DOT language for graph

2017-05-30

GraphViz package is a set of tools to describe, automatically layout and manipulate graphs, which is of great significance in connection and relationship analysis and illustration. The core module of GraphViz is the layout and render engines which generate neat and elegant visualization of graph in various common formats from a descriptive small language (the graph file language or the DOT language). This post will represent a brief introduction of the DOT language and show some applications that utilize the power of GraphViz.

GraphViz & DOT: Hello World

First section of this post, let’s create a simple graph via GraphViz in DOT language.

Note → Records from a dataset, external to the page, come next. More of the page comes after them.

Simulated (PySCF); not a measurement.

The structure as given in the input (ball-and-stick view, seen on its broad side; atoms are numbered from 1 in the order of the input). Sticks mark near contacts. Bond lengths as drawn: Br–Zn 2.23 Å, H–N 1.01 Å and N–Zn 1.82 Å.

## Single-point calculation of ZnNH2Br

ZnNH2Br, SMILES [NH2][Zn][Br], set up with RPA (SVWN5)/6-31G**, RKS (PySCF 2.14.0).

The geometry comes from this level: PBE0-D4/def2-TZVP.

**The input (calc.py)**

Create a plain text file with the following content and save it as g.dot.

// File: hello-world.dot
// a directed graph with two nodes
// create a directed graph
digraph {
    // an directed edge from "Hello" to  "World"
    Hello -> World;
}

Then use dot command to convert the dot file to a visual graph. The dot command is part of the graphviz package which can easily be installed via package managers in most of Linux Distributions. (For example, use sudo apt install graphviz in Ubuntu or its derivations.)

1 2	# create g.svg at the same folder of the source file dot 'hello-world.dot' -Tsvg -O

By default, the graph of hello-world.svg will look like the following one.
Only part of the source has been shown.